Over the past few years, Manchester has really started to grow up, literally. It’s hard not to notice our skyline dominated by cranes as if they were steel prehistoric giants. We can see very clearly that Manchester is growing architecturally with the evidence all around us, but it isn’t just the physical aspects of the city that have changed. Perhaps sometimes we forget to take a deeper look into sectors or businesses that aren’t building new things, or flooding our social media feeds with flashy adverts. You may have guessed already, but this time we’re going to be taking a look at the growth of Manchester’s legal sector.
To begin our journey, we started with a visual representation of Manchester’s ‘Lawscape’ in the form of a map to show how we were looking 10 years ago compared to today! We’ve taken a sample of 112 law firms within the Mancunian Way circle of the city centre (of course, this isn’t the whole of Manchester, but for argument’s sake let’s make our lives easier for this one). Prior to 2010, now 10 years ago, only 65 out of these 112 were standing. That’s pretty impressive growth and it’s stemming from firms merging with ones in the capital, starting off on their own or moving in from overseas. Manchester continues to secure its place as the UK’s northern hub by reacting to the needs of the new.
The UK legal sector as a whole has been strengthening, a report from TheCityUK stated that revenue from the legal sector has been increasing by 6% year-on-year to £35.5bn in 2018. This figure has more than doubled over the last decade! According to the same report, 13,000 people are employed within Manchester’s legal sector, with the UK being the largest legal services market in Europe, beaten only by the US – this is continuously on the up too!
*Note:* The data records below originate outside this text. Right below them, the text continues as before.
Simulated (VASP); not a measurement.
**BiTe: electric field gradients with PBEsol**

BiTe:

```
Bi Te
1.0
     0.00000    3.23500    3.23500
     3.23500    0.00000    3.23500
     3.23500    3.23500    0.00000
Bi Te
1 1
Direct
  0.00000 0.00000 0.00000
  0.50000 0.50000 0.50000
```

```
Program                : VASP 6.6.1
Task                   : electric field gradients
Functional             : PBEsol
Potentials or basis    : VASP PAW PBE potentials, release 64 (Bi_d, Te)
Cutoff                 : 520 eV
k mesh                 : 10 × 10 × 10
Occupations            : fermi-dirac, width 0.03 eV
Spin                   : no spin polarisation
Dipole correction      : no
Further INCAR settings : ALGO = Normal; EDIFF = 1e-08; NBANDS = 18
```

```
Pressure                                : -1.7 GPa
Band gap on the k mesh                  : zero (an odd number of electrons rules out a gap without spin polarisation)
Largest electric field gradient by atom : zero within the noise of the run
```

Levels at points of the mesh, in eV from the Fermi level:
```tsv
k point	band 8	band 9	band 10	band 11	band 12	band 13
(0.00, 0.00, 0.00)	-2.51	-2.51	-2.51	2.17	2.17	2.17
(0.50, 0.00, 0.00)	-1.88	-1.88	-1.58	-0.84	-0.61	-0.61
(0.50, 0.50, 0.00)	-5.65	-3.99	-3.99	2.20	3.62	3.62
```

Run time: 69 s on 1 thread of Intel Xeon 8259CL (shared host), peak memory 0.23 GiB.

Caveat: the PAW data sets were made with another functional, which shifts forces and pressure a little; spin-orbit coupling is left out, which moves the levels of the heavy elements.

The future of the legal sector is an interesting one, with consistent growth and the consistent need for the service, it’s certainly an unsung sector to watch. Lawtech is expected to continue to dominate the industry, allowing more firms to grow on and offline, providing more jobs and even further depth to the industry. More legal services providers are popping up and are expected to continue to do so, these organisations predominantly consist of legal execs and paralegals to deliver advice (backed by a team of solicitors) which helps with the millennial pattern of not being as focused the status of the person delivering the advice, but rather if they can fulfil the customer’s needs in good time. With this new generational shift of not knowing and, more importantly, not caring whether they need a solicitor to write a will or buy a house, what does it mean for marketing in the legal sector? Firms will have to focus more on what they provide rather than who they are, as having grown up with constant trend changes and a wealth of information at their fingertips, the younger client is more likely to seek out specialist legal advice for their needs rather than remaining brand loyal.